2. A second proof, almost equally forcible, may be drawn from the former Gospels alone. Our Lord had just before departed from the temple, with that impressive warning, “Behold, your house is left unto you desolate." He had renewed the warning still more plainly to his disciples: "Not one stone of it shall be left upon another." It was this which led them to the inquiry which is answered in this prophecy, "Tell us when shall these things be?" Yet, on the Futurist hypothesis, not one word in the whole passage relates to that destruction of the temple, which would seem

naturally to form its main burden: the whole would relate to events separated by nearly two thousand years from those which he had just denounced, and which had awakened the earnest inquiry of his disciples. Such an interpretation must be utterly unsound; for it violates the clearest marks of internal connexion which the word of God can supply to determine its own meaning.

Again, the phrase itself, "the abomination of desolation," corresponds immediately with our Saviour's own words, uttered a little before," Behold, your house is left unto you desolate." The disciples, who had heard in that warning the death-knell of their fondest hopes, would not fail to see in this fresh prediction an allusion to the same event. And this forms a strong presumption, that our Lord himself must have used this latter phrase, as well as the former, with reference to the fall of the ancient temple at Jerusalem.

3. Thirdly, the facts of history, on this view, exactly accord with the prediction. And where a prophecy finds a complete counterpart in events, and has served for a practical warning at the very time when those events occurred, what further evidence can we need to prove them a true and proper fulfilment ?

Let us next examine the objections which are advanced to disprove this interpretation, and to prove a future reference in the abomination of desolation. There is a vagueness in most of the arguments adduced for this purpose, which makes it difficult to give a brief and distinct reply. I will endeavour to retain the substance of the remarks in the "Latter Days" without material omission, and to combine any further difficulties alleged by other writers.

1. The first argument is of the following kind (p. 104). There were two destructions of Jerusalem then future, the one under Titus, and the other described in

Zechariah (xiv. 1-3). The disciples associated the destruction of the temple with the second of these, and our Lord answers them accordingly on that supposition.

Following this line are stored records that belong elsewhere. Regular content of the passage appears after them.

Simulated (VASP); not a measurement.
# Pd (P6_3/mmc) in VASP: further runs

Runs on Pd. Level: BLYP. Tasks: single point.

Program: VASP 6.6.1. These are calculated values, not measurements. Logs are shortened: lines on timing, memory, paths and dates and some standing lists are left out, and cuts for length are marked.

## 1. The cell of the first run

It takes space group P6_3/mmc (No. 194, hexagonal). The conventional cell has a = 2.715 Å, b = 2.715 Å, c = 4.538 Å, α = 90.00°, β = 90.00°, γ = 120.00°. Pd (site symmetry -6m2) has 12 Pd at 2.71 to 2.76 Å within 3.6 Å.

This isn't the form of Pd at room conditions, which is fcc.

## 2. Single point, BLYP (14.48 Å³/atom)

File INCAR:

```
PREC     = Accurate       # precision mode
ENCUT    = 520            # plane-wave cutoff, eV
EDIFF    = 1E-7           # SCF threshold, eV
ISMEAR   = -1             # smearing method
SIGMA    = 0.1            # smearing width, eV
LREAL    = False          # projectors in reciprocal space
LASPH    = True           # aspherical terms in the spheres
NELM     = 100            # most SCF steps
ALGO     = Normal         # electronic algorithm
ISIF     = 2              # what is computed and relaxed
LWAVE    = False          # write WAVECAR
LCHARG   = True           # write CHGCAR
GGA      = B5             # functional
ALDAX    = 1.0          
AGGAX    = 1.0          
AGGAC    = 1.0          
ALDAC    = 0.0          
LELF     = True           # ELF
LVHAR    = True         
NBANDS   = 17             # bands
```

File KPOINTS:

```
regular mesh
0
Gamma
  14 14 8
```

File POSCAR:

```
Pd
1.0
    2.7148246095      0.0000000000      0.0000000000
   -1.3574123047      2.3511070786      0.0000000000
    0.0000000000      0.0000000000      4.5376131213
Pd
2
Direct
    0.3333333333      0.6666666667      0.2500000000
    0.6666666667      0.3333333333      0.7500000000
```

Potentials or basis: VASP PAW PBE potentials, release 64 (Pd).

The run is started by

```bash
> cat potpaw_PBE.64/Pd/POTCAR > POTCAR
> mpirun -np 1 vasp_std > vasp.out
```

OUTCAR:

This argument is clearly made up of assumptions without any warrant. We have no proof that the disciples expected two destructions of Jerusalem. We have no proof, supposing this were true, that they connected the fall of the temple with the second of these; there is strong reason to believe the exact reverse. We have no reason to think that our Lord, when a definite inquiry was proposed, would not answer the question itself, but describe other events which the disciples falsely supposed to be equivalent. This would be the most certain way of confirming them in error, instead of leading them to the truth. The simple fact remains, which no special pleading can obscure. The disciples ask the time when the very temple then standing shall be destroyed; and our Lord's prophecy is professedly an answer to that specific inquiry.

2. Next it is urged that the confined sense, which applies the words of our Saviour to the events of the Jewish war and the apostolic age, is inconsistent with the enlarged ideas which ought to be entertained of the Saviour and his care for his followers, which "embrace them beyond the expanse of many an intervening century."

This objection is singularly inconsistent and self-destructive. First, the view, which refers the whole prophecy to the next ensuing generation, is not in the least more confined than the hypothesis in the " Latter Days," which limits the word just as strictly to the last generation before the advent. And next, the argument may be reversed when the question lies between Mr. Mac Causland's exposition and the one which is here maintained for, in truth, the former limits the prophecy

to one generation only, and it is the contrary interpretation which really enlarges ts extent so as to embrace the whole course of the dispensation.

3. The meaning of the phrase in the prophecies of Daniel is the next proof alleged. This is composed of several particulars. The author contends, first, that in Dan. viii. the abomination of desolation is not mentioned, and that the Mahometan power is designed. Secondly, that in Dan. ix. 27, it is the Messiah who is to confirm the covenant at a time still future. Thirdly, that in Dan. xi. 31, there is a sudden transition from Antiochus, mentioned in the previous verse, to the future antichrist, who shall set up the abomination of desolation in Jerusalem, and who is referred to again in xi. 11. From these premises our author confidently infers, that the interpretation, which refers the abomination to Titus and the first fall of Jerusalem, is disproved by the direct evidence of Daniel's visions, to which our Lord himself refers us. This argument, on a close analysis, will appear one of the most venturous which was ever framed.

(1). First, if the reference in our Lord's prophecy be taken with the utmost strictness of verbal allusion, it must relate to Dan. xi. 31, xii. 11, where alone the abomination of desolation is mentioned in that exact form. Now the nearest preceding verse (xi. 30), by the writer's own admission, relates to Antiochus Epiphanes. What an inversion it is of all sound reasoning to adduce these words, so connected, in disproof of the reference to the days of Titus, and as evidence for a future application. Every maxim of common sense leads to an opposite inference. Nothing but strong direct proof, that the abomination there mentioned is still future, can overcome the presumption to the contrary, drawn from its connexion with the previous verses.